New Law Takes Aim at Video Voyeurism

Share via

Gov. Gray Davis on Thursday signed into law a bill making it a crime for voyeurs to use hidden video cameras to look up the skirts of unsuspecting women.

The law, sponsored by Assemblyman Dick Ackerman (R-Fullerton), prohibits secretly videotaping or photographing another person under or through their clothing with the intent of personal gratification.

The measure was pushed by Anaheim police, who were frustrated last year over their inability to prosecute a man using a hidden video camera at Disneyland to take voyeuristic pictures.


The man, using a long-handled shopping bag, had staked out at least 30 women and had taken more than an hour of video by surreptitiously placing a camera with a zoom lens and automatic focus so that it pointed up the women’s skirts.

Although some of the women knew something was amiss--the tape showed them moving away from the man or otherwise showing discomfort--none of them were aware of exactly what was happening, said Anaheim Police Sgt. Bob Conklin.

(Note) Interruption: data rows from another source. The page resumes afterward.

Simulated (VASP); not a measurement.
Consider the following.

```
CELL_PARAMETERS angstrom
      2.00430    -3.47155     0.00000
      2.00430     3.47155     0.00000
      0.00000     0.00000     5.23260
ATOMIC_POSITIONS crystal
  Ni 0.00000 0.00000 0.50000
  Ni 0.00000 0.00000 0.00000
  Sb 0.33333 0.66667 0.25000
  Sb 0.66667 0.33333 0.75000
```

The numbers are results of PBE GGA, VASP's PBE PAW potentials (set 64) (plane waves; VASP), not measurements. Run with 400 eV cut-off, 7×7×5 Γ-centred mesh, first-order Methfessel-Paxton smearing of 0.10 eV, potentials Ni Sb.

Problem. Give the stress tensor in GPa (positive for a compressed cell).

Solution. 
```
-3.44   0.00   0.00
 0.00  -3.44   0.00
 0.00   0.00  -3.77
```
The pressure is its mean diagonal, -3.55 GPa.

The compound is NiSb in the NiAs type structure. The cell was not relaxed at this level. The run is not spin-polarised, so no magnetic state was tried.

To their frustration, police and prosecutors could find no crime that applied to the man’s acts.

“We tried eavesdropping, assault and battery, aiding and abetting, and indecent exposure,” Conklin said. “We looked at everything we could.”

Conklin said similar incidents were reported in other Orange County areas. A few cases prosecuted as disorderly conduct were thrown out because the law didn’t fit the situation.

The new misdemeanor will carry a penalty of up to six months in jail and a fine of $1,000. The law takes effect Jan. 1.


Video stalking cases have been reported in other states, including Virginia, which has enacted a law banning videotaping people undressing or in their underwear without their consent.

Some of the videos appear on “‘up-skirt” sites on the Internet, which are not regulated by the new law. A spokesman for one site has said the company is “only giving people what they want.”

“People are intrigued to look at what they’re not supposed to,” Andrew Drake, who would not name his Irvine company that runs the site, said earlier this year.

Now videotaping up skirts will be a riskier proposition.

Ackerman said he was happy about that. “It should make the ladies of California feel a little more secure,” he said.

Michael Bustamente, press secretary for Davis, said, “The bill addresses the need to punish a despicable act of behavior: filming innocent women without their knowledge in a lewd manner.

“It is necessary that we protect the privacy of those targeted individuals.”

A similar incident occurred since the Disneyland one at the California State Fair in Sacramento.